Bubble bath... failure
So, I can remember the day, way back ... before kids... when I'd take a bubble bath maybe a few times a week. I'd take a magazine and read it cover to cover, or maybe light some candles and just sit in the tub as the smell of the lavender aromatherapy crystals overcome me in my dark sanctuary.
Yeah... not so much anymore.
Tonight after we (thought) we got the twins to bed and Matthew took Brayden downstairs, I attemped to take my first bubble bath in probably, oh I'm guessing about 9 months.
After washing away the dust from the tub, I filled it all the way with hot water and "mimosa" scent bubble bath. Oh man this is going to feel good. I need this. Mia has been screaming nonstop day and night pretty much since she emerged from the womb last year.
I step in. Ahhh. Nice and hot.
Man I need to shave my legs...
Ok after washing my face I lean against the tub. My back cracks.. again it cracks. It sounds like someone just put an ice cube in a cup of boiling water.
I close my eyes... and hear ... what else?... crying.
I tell myself, 'this is your alone time, let him take care of the kids.'
I sink lower. I try and relax, and swish what are left of the bubbles around the tub. My feet are dirty from chasing the girls - and the dog - in the grass earlier.

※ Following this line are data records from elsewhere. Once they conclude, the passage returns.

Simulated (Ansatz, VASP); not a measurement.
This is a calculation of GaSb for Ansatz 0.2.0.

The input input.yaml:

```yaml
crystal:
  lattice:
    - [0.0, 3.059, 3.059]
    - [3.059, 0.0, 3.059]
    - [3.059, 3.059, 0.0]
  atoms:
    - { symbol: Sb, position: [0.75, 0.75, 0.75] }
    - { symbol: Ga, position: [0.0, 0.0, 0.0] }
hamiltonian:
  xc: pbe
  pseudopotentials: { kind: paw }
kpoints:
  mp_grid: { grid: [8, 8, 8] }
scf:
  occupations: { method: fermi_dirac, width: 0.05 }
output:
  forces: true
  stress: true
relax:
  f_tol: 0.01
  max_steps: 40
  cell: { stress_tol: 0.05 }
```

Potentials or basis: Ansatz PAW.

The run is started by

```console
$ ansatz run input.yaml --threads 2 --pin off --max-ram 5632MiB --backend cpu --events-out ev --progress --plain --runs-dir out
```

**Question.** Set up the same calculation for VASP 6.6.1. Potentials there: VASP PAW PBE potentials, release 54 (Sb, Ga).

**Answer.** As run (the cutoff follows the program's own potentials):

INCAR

I tap on the tub, knowing that below me is the kitchen, and surely someone will hear that and know either I need something or he should come upstairs.
Doesn't he know they are in side-by-side cribs, and one can wake the other!?
I pound my foot on the bottom of the tub. Everything jiggles and I'm not talking about the bubbles, which pretty much have evaporated now anyway. Man I need to workout.
I get out of the tub and run down the hall, dripping in a towel.
Surprisingly Mia is sleeping despite Téa sitting up howling for attention. I attempt to calm her with her paci -- she probably doesn't feel well because she had a temperature of 101 earlier. Put her back in the crib, but she's still whimpering and squirming. I'm dripping on her.
I pick her back up, walk her to the pack and play in the guest room before she wakes up The Bad One.
|Too bad I never enjoyed it.|
Swaying with her, my towel drops and now the air vent is blowing cold air up my naked butt and I'm freezing. I lay her down, grab my towel and sneak out.
I go halfway down the stairs to "softly yell" at someone watching tv, "CAN'T YOU HEAR HER CRYING, I'M TRYING TO TAKE A BATH!"
Someone tells me he didn't hear because he was wiping a little someone's butt downstairs.
I go back upstairs and dip back into my tub, which is now tepid and not even remotely warm at this point.
Damnit I'm going to take a bath.
Wash my hair in the coldish water. Damn I need to shave my legs, bad.
Try and pretend that I'm having a nice bath, but I'm wondering just how many minutes have to pass before it's worth it -- putting all this water in here for the sake of 'relaxation.'
The bath water is now visibly dirty and cold. I may as well be bathing in the Ohio River right now.
I pick up the razor. I do a couple lines. Dang is this razor dull.. or are my legs... errr..
Cries and whimpering.
So I'm sure you know what happens at this point.
The kids come first. I guess they always will, right? This silly 'bathtime indulgence' of the past will probably never happen again - at least not any more frequently than 9 months at a time.
I guess that's ok right now. I can live with 45 second showers (literally that's all I have time for some days).
Oh... it's about seven minutes. That is the approximate time lapse of submersion in the tub where it has been worth it and you can drain the cold, dirty water without feeling like you wasted a good $15 of the Boone County Water District's reserves.